Is President Obama paving the way for GOP tax reform?
By STEPHEN MOORE
'Suddenly, liberal Democrats are making the same argument about the tax code that I've been making for 20 years," laughs former Republican House Majority Leader Dick Armey. "Welcome to the party." Mr. Armey, who along with Steve Forbes has been the torch bearer for the flat tax since the early 1990s, believes that the latest applause line from President Obama that "billionaires should pay the same tax rate as janitors" may be the political gateway to sweeping tax reform.
Mr. Forbes sees an opening here too and says: "The flat tax is the perfect issue for these times. It fixes the economy and doesn't cost a dime." He's right. It's the teed-up GOP response to a jobless recovery and the near-universal sentiment among voters that the tax code is corrupt beyond repair.
That case is inadvertently helped as Mr. Obama and his new best friend, billionaire Warren Buffett, barnstorm the country trashing the tax system for, as the Oracle of Omaha puts it, "coddling the super rich." In truth, the system isn't nearly as skewed in favor of those at the top of the income pyramid as they allege: Today the top 1% pay 38% of the income tax. But in Washington, perception drives policy. The virtue of a flat tax with no deductions is that it provides an ironclad guarantee that the rich pay no lower a tax rate than janitors and secretaries.
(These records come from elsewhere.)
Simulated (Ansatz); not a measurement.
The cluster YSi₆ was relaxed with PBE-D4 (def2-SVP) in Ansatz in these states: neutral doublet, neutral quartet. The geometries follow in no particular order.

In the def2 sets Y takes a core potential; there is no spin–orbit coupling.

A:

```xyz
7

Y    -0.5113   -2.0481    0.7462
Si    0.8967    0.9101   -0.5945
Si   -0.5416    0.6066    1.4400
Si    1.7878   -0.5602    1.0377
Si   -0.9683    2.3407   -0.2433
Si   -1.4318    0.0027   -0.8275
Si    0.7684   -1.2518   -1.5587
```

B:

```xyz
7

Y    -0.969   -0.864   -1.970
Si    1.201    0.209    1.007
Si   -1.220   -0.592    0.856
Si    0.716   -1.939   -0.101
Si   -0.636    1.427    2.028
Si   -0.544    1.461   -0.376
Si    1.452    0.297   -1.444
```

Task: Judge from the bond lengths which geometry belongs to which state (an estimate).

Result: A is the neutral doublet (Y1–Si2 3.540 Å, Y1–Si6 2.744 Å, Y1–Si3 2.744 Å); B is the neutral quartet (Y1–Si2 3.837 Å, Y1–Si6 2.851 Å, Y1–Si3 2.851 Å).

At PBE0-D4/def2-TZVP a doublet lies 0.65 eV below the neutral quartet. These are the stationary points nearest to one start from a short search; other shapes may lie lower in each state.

This past summer the Senate Budget Committee, which is run by Democrats, reported that 26.5% of all tax deductions and credits are taken by those with incomes in the top 1% on the wealth scale. Cleaning out the attic of decades of these loopholes and using the savings to lower the tax rate ensures that Mr. Buffett, Bill Gates and Lady Gaga pay their fair share.
Mr. Obama complains in his budget that it's not fair that the rich get to deduct 35% for their mansions and charitable receipts, while the middle class deducts only 15% or 20%. But that's the collateral damage from a multitiered tax-rate system.
Democrat Kent Conrad of North Dakota, the chairman of the Senate Budget Committee, says that loopholes are "subsidies, and subsidies are not the type of thing that you want for an efficient market system." He sounds like Milton Friedman there and he proposes to reduce "tax expenditures" by 17%.
Why stop there? Republicans should counter-offer: We see your 17% and raise it to 100%.
Done correctly, the flat tax eliminates all double taxation of saving and investment. But if liberals won't accept a lower tax rate for capital gains and dividends, perhaps the grand deal in Washington could be to tax everything at 16% or 17%.
Democrats have come to a different conclusion: They want to get rid of the deductions and raise tax rates at the same time. When has that ever worked? The near 100-year history of the tax code teaches this inviolable law of politics: The higher the tax rate, the more tax carve-outs there will be for yacht owners. That is why the rich paid a smaller share of the income tax in the early 1960s when the top tax rate was 91%, and in the 1970s with a 70% rate, than they do today with a 35% rate.
That's why the flat tax is the fairest tax of all. The combination of a single tax rate with a family-size allowance—shielding, say, the first $35,000 of income for a family of four—ensures that everyone would pay the same marginal tax rate above that level. A family of four with an income of $70,000 would pay an average tax rate of about 8.5%, whereas the members of the Buffett billionaire club would pay 17%.
Why aren't Republicans in Congress and in the presidential race making this case? Newt Gingrich and Jon Huntsman have tax rate reform proposals that move toward a flatter tax. But the candidate who comes closest to a true flat tax is Herman Cain, the former Godfather's Pizza CEO. His argument for a "9-9-9" plan puts the current income and payroll taxes in the shredder and replaces them with a 9% personal income tax with no deductions, a 9% net business income tax, and a 9% national sales tax.
That would be rocket fuel for the economy, though the combination of a federal sales tax and an income tax is a big worry. But at least Mr. Cain has super-sized solutions to an economy with super-sized problems.
"I keep waiting for a Republican candidate to take the plunge," says a half-frustrated Steve Forbes. Then he adds one more flat tax selling point: "You know it ends all this crony capitalism in Washington. From now on, if Obama invites you to the White House, you'd know it's because he really loves you."
Mr. Moore is a member of the Journal's editorial board.